The lost horizons I can see
Are filled with bars and factories
And in them all
We fight to stay awake

[Chorus]
Drink enough of anything
To make this world look new again
Drunk drunk drunk
In the gardens and the graves

She had nothing left to say
So she said she loved me
I stood there
Grateful for the lie
Throughout New Miserable Experience, the music is mostly upbeat. I would almost describe the auditory as "rollicking," but I'd never type a word like that. And you never read it here.

In contrast to the melodies, the lyrics are somber to the point of hopelessness.

Many bands employ this contrapuntal approach, of course. The Smiths come most immediately to mind in this regard. What sets the Gin Blossoms apart here is that there really is no humor, or even acceptance leading to accommodation, to be found. We can all laugh along with Morrissey when he delivers lyrics like "Spending warm summer days indoors/ Writing frightening verse/ To a buck-toothed girl/ from Luxembourg" or "I was looking for a job/ Then I found a job/ Heaven knows/ I'm misearable know," exactly what is one to do when confronted with the following chorus from the Gin Blossoms' "29"?
Some rides don't have much of a finish
That's the ride I took
Through good and bad
And straight through indifference
Without a second look
The short answer is, "Take the lyrics at face value."

The guy wrote wrote most of the songs for New Miserable Experience, Doug Hopkins, had been kicked out of the band for being a dysfunctional alcholic by the time the album got its national release. While Hopkins did not write "29,"--Gin Blossoms' guitarist Jess Venezuela did--the song captures Hopkins' mindset well. Hopkins committed suicide in December 1993. His humorlessness was no affectation, and he certainly laid out his problems for the world to hear over the course of a really remarkable album.

New Miserable Experience, then, is all art and no artiface. Shame that it took a young man's life, but it does deliver on what it advertises. The work of all bands and singers should do the same.

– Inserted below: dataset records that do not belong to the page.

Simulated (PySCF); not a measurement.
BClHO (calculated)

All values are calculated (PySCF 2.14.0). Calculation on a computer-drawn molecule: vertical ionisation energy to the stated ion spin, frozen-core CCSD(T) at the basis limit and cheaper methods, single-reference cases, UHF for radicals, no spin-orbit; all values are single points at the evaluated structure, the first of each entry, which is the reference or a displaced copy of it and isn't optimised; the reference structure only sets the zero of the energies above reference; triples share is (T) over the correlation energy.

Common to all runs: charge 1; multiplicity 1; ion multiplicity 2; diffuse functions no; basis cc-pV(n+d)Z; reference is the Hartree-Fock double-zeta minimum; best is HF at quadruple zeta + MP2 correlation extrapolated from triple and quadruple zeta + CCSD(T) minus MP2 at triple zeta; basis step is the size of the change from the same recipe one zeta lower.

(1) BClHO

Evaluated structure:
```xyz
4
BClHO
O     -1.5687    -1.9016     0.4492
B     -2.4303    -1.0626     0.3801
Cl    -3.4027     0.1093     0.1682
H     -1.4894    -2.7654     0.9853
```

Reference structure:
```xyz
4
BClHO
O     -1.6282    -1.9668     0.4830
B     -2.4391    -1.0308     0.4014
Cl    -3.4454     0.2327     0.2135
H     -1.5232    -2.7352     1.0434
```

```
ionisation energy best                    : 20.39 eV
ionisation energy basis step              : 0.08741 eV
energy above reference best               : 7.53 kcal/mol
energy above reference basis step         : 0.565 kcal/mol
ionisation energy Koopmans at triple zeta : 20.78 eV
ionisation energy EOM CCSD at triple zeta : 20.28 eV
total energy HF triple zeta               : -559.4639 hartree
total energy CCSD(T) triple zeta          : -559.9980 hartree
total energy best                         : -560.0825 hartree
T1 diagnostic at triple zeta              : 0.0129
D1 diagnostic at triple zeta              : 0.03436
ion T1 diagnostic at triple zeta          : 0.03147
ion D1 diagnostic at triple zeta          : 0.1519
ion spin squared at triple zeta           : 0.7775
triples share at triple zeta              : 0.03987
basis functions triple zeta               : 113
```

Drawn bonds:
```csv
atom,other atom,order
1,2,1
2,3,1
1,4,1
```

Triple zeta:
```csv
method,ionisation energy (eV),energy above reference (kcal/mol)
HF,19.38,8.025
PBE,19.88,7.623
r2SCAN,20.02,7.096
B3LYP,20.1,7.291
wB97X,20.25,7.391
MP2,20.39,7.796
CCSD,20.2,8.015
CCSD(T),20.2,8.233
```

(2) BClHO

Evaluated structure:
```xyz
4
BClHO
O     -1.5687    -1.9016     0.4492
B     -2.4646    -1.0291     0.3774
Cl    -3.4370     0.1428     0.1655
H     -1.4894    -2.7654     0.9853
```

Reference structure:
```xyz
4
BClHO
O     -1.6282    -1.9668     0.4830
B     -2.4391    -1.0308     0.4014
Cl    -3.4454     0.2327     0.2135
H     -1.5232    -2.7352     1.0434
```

Fortunately, none of the other Gin Blossoms have had the misguided courage of Hopkins depressive convictions and are all alive and presumably well. Unfortunately, the band has become a county fair act. I wonder how songs like "Alison Road," being so essentially dark play as they are, play to nodding-off grandparents and 3-year-olds wired on cotton candy?

"So she fills up her sails with my whiskeyed breath." Indeed.